She Said, Z Said: Slumber Party
There's no slumbering to be had during an overnighter with eight kids younger than age 10.
She: Five days have gone by and I think my eyes are finally fully open again.
Z: That party rocked! A rip-roaring, bacchanalian, festival of debauchery!
She: I’ve had a lot of hangovers over the years, but nothing like this before.
Z: Twelve Tylenol and a gallon jug of orange juice.
Z: Not when you put them in a cage match against …
She: Slumber party!
Z: Aieeeee!
She: Eight kids younger than age 10. Enough to strike terror into the heart of any rational parent.
Z: Which we’re clearly not. Slumber parties are brutal, especially when you’re the one who’s not slumbering.
She: Who knew that living in a frat house the summer of 1985 would have been my best college prep for life?
Z: Was there a sheep at the party? I missed that.
She: Eww. No. Eww. I mean because of how disgusting our house is.
Z: Living in the shack isn’t that bad.
She: No, it’s actually a great house for a kid’s birthday party since there’s nothing here that I care if they thrash.
Z: See? A great house! Am I the best provider in the world, or what?
She: What?
Z: You know you love to entertain and show off our house.
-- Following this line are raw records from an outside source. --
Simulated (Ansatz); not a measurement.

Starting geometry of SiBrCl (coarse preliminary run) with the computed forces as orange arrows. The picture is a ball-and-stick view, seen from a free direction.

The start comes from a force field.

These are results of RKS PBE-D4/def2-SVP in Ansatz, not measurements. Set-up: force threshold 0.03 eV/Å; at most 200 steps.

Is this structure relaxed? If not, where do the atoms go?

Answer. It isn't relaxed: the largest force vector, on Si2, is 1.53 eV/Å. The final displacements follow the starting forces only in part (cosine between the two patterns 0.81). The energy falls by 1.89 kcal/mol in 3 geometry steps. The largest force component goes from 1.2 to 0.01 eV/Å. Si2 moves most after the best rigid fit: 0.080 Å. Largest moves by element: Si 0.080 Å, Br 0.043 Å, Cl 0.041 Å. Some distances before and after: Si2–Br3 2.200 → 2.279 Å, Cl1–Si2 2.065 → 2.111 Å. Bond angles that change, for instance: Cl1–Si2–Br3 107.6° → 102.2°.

She: Yes. It’s a regular Barbie Dream House come to life, only without the sturdy, plastic construction. The furniture is old and falling apart, the carpet is disgusting, the yard is full of weeds and the walls are being held up by four coats of paint.
Z: Isn’t it awesome?
She: The kids loved it.
Z: How could they not?
She: I’m sure their parents did, too. Not only did we let their children destroy our house and play with fire, we let them stay here and sleep it off afterward.
Z: You think they slept?
She: Well, I use the word “sleep” in a very inexact way. I yelled at them at midnight to go to sleep, and then I followed my own advice.
Z: I was shocked, shocked I tell you, to find out they sneaked back out and played Stratego until 2 in the morning. At least they got a good solid four hours of sleep after that.
She: I can’t imagine why Koss has been so fragile all week.
Z: I think Mr. Law and Order got too stressed out by our illegal fireworks show.
She: But not me. I was very good.
Z: Definitely better than Jared, who kept yelling, “Here come the coppers! Here come the coppers!”
She: I had no idea we’d have a 9-year-old guest who learned his slang from 1930s talkies.
Z: I knew we shouldn’t have given them that bathtub gin.
She: You still haven’t given me props for not freaking out about the fireworks myself.
Z: Oh. Yeah. You were very brave for not needing any Valium because we lit a few sparklers in the middle of our blacktop driveway.
She: I wasn’t at all worried about the driveway, but I was worried about the kids’ toes.
Z: I’ll give you that. Next year we should definitely do a shoe check.
She: Next year? You think we’re doing this again next year? Do you realize how old I’m going to be on Koss’ birthday next year?
Z: Yes, dear.
Share your slumber party adventures with She and Z at .
» wrote on 08/04/08 @ 12:39 PM
You guys are either brave or crazy, I’m not sure which. My daughters used to have slumber parties all the time and that’s why my hair is so grey now! Thanks for the laughs.
SW
» wrote on 08/04/08 @ 01:06 PM
Damn you two for being so funny… do you know how hard it is to read this at my desk without snorting out loud while trying to look like I’m working?!
But seriously, coming in every Monday morning to this makes starting my workweek practically pleasant. And not being a parent myself, I get insights on the experience from a perspective not always heard… twisted and silly.
Way to go, guys!
» wrote on 08/04/08 @ 07:00 PM
Try reading it on your iPhone in the middle of an important staff meeting. It’s so hard not to giggle.
» wrote on 08/05/08 @ 07:16 PM
I’m with you guys. I actually have to go to a quiet place in the office to read she and z because you guys always make me laugh out loud!
» wrote on 08/08/08 @ 08:01 PM
My best sleepover advice is never agree to more than four guests. This year, Colin’s friends woke us up at 6 a.m. playing the Close Encounters theme on the piano (which we had watched the night before). I was simultaneously amused and irritated. Maybe next year you should give them a potato gun!